We learn that Hurstwood's been so wrapped up in his affair with Carrie that he's pretty much been ignoring everything going on at home. Every morning he goes through the motions of having breakfast with Mrs. Hurstwood and the kids, but mostly buries his nose in the newspaper so he doesn't have to actually talk to any of them.
We jump back to a scene in the Hurstwood home that took place on the night of Hurstwood's latest theater outing with Drouet and Carrie (the one where they went to see that fake play "The Covenant"). Right before he leaves for the play, Mrs. Hurstwood tells him that she wants him to get them all season tickets to the horse races. She's never asked for season tickets before, but her rich friends are getting them and she wants to "exhibit" Jessica in the hopes of attracting a rich husband for her.
Hurstwood tells her they're not easy to get and they're insanely expensive, but she throws a tantrum and he gives in. He doesn't stick around for supper.

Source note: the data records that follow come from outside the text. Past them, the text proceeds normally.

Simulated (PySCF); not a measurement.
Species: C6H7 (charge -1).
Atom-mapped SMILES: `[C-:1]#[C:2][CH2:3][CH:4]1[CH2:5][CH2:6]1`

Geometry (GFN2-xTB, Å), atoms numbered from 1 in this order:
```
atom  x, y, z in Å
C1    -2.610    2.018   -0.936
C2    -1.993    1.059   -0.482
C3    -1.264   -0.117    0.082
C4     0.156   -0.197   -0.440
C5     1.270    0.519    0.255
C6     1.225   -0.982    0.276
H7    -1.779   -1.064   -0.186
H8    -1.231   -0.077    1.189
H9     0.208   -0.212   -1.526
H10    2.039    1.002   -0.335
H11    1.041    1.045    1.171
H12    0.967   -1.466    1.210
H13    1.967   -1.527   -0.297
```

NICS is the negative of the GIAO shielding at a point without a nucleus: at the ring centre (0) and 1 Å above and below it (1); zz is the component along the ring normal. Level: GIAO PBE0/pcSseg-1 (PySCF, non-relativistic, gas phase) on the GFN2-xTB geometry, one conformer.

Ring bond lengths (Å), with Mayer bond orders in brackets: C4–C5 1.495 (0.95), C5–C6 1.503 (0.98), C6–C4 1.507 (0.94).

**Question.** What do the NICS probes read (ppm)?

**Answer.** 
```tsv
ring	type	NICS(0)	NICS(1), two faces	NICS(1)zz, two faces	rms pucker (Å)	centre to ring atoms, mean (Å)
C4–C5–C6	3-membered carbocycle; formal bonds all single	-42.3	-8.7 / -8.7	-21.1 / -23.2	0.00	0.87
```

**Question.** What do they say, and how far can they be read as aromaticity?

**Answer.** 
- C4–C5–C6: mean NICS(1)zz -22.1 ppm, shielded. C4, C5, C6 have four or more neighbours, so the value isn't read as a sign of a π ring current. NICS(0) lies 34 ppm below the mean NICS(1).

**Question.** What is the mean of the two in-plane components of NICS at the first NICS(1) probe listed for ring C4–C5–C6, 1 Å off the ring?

We return to the present as Hurstwood eats breakfast with his family. He's irritated because Jessica keeps dropping hints that she wants to go to Europe for the summer like her rich friends. He's further ticked that George Jr. went off to another town for a tennis match and didn't tell him. He feels out of the loop with his kids.
Hurstwood cheers himself up by thinking of Carrie. He contemplates the fact that Carrie has no clue that he's married and he's hopeful that she won't find out. They've become serious pen pals, writing to each other ever since the theater night. Hurstwood writes her a letter asking her to meet him in the park.
They meet up, and after exchanging a few pleasantries, Hurstwood cuts to the chase: he wants her to leave Drouet and come away with him.
She asks him where they'd go, and he asks her where she wants to go. She doesn't want to stay in Chicago because Drouet's there, but Hurstwood would have to give up his job if they left, so he tries to convince her Chicago is big enough for all of them.
And then she drops a bomb: "I shouldn't want to get married as long as [Drouet]'s here" (15.80), she tells him. Hurstwood panics at first, as the word bigamy flashes in his mind like a neon sign, but he can't help feeling happy that she feels so strongly about him.
Hurstwood gets a brilliant idea: he'll give Carrie a little test. He asks her what she would do if he came to her and told her that he had to go away and wasn't coming back. Would she go with him?
Duh—the answer is yes. He presses, asking if she would still go if they couldn't get married right away. She says that would be okay as long as they got married "as soon as we got to the other end of the journey." He plays it off like he's joking, telling her he'll come get her some evening, and she reinforces her sentiment that she will only stay with him if he marries her.